2 min read
What capitalising a fee means
Lenders often let you 'capitalise' fees — add the arrangement, documentation or other charges to the loan balance instead of paying them at drawdown. It is convenient: you keep your cash and the fee disappears into the monthly payment. The catch is that the fee now sits inside the balance the interest is charged on, so you pay interest on the fee, every month, for the whole term.
The cost of convenience
On a small fee over a short term the extra interest is negligible. On a larger fee over five years it adds up. A £2,000 fee capitalised at a typical business rate over five years can cost several hundred pounds more than paying it up front. Whether that is worth it depends purely on how much you value the cash today versus the extra cost tomorrow.
Deciding which way to pay
If you can comfortably pay the fee up front without straining cash flow, doing so is the cheaper choice — no interest accrues on it. If paying it up front would leave you short at exactly the moment you are borrowing to shore up cash, capitalising it may be the sensible call despite the extra cost. Run both versions and see the difference in pounds before deciding.
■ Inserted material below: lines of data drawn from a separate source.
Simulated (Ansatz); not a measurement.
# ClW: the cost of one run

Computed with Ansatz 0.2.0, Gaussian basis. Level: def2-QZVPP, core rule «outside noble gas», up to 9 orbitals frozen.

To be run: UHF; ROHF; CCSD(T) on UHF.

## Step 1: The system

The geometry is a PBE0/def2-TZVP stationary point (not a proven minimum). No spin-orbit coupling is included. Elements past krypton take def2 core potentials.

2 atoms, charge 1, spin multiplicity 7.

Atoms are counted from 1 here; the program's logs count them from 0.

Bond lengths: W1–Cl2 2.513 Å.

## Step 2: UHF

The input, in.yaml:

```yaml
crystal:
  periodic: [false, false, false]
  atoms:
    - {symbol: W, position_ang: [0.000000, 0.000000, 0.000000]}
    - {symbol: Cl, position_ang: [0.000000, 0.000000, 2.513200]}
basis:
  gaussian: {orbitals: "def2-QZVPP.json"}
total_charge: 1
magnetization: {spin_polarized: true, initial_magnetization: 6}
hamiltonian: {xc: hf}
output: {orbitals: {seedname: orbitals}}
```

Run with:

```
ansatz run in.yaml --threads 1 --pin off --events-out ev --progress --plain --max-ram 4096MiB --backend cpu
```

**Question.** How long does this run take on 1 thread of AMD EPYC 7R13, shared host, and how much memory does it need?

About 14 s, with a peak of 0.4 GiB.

Compare paid-up-front against capitalised on the repayment calculator, and see all the fees. When you have decided, apply.
Frequently asked questions
Is it always cheaper to pay fees up front?
In pure cost terms, yes — paying a fee up front means no interest accrues on it. But 'cheaper' and 'right' are not always the same. If paying up front drains the cash the loan was meant to protect, capitalising the fee can be the better cash-flow decision even though it costs a little more overall. Judge it against your near-term liquidity.
Does capitalising a fee change my monthly payment?
Yes — adding the fee to the balance raises the amount you are repaying, so the monthly payment is slightly higher than it would be on the loan alone. It is a small increase spread over the term rather than one lump at the start. Model it so there are no surprises on the first collection.